As the space shuttle Discovery is decommissioned and retired from service, it is time that the government of the United States rethink the role that government has to play in the future of space exploration. The reason for this is that it is necessary to contemplate whether the resources that have been and will be allocated to the space program has been worth the output it has produced. Despite all of the praise that has been heaped on the National Aeronautics and Space Administration (NASA) for the past decades, it is clear that its output is the subject of hype and that it has also been an organization that has been imprudent in its utilization of resources. If there is to be future progress in space exploration, then what needs to happen is not sending highly specialized, billion-dollar missions into space for the curiosity of scientists and welfare for the aerospace industry.

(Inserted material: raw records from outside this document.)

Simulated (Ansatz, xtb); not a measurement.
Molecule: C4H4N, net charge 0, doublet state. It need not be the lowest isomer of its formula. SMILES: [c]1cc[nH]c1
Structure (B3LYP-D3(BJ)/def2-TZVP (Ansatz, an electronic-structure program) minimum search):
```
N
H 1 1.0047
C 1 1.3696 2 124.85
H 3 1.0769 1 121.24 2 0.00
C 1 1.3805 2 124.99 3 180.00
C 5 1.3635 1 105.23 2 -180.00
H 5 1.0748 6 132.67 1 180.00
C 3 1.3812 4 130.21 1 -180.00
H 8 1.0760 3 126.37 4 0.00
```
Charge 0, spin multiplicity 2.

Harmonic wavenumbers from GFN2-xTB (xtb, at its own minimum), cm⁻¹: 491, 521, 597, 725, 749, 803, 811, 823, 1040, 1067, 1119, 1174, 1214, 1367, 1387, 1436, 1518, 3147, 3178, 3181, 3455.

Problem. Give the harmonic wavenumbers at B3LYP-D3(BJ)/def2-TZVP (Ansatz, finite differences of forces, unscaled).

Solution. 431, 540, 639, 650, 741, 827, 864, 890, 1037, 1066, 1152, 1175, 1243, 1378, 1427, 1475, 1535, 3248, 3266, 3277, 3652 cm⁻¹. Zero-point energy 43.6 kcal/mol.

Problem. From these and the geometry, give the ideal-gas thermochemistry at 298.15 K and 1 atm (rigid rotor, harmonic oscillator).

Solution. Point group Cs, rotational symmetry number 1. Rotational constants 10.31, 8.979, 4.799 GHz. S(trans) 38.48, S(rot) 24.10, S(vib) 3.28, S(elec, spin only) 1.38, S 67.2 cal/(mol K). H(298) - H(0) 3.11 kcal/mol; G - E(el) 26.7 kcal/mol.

Instead, what must happen is a dramatic decrease in the costs in order for mankind to have any future in space and this is a task of economizing resources that is best left to the free market.
For the past three decades after the end of the Apollo missions in 1972, NASA has existed in a state without a clear objective to accomplish and has instead existed in a nostalgic limbo. Indeed, much of NASA has served as welfare to the post-Apollo aerospace industry as insignificant missions that are sent in and out of Earth’s atmosphere with much fanfare. This has had the result of merely keeping the aerospace industry alive, but little innovation has occurred. While the scientific gadgets that are hurdled into space may have become smaller and more advanced, the most important feature of the space program: the costs of getting payload beyond the grasp of Earth’s gravity, has yet to reach economical levels. Instead, despite the fact that NASA lives off of the reputation of blazing the trail for future activity in space, ever since the breakthrough of the Saturn rockets, it has yet to make real a more cost-effective means of launching into space.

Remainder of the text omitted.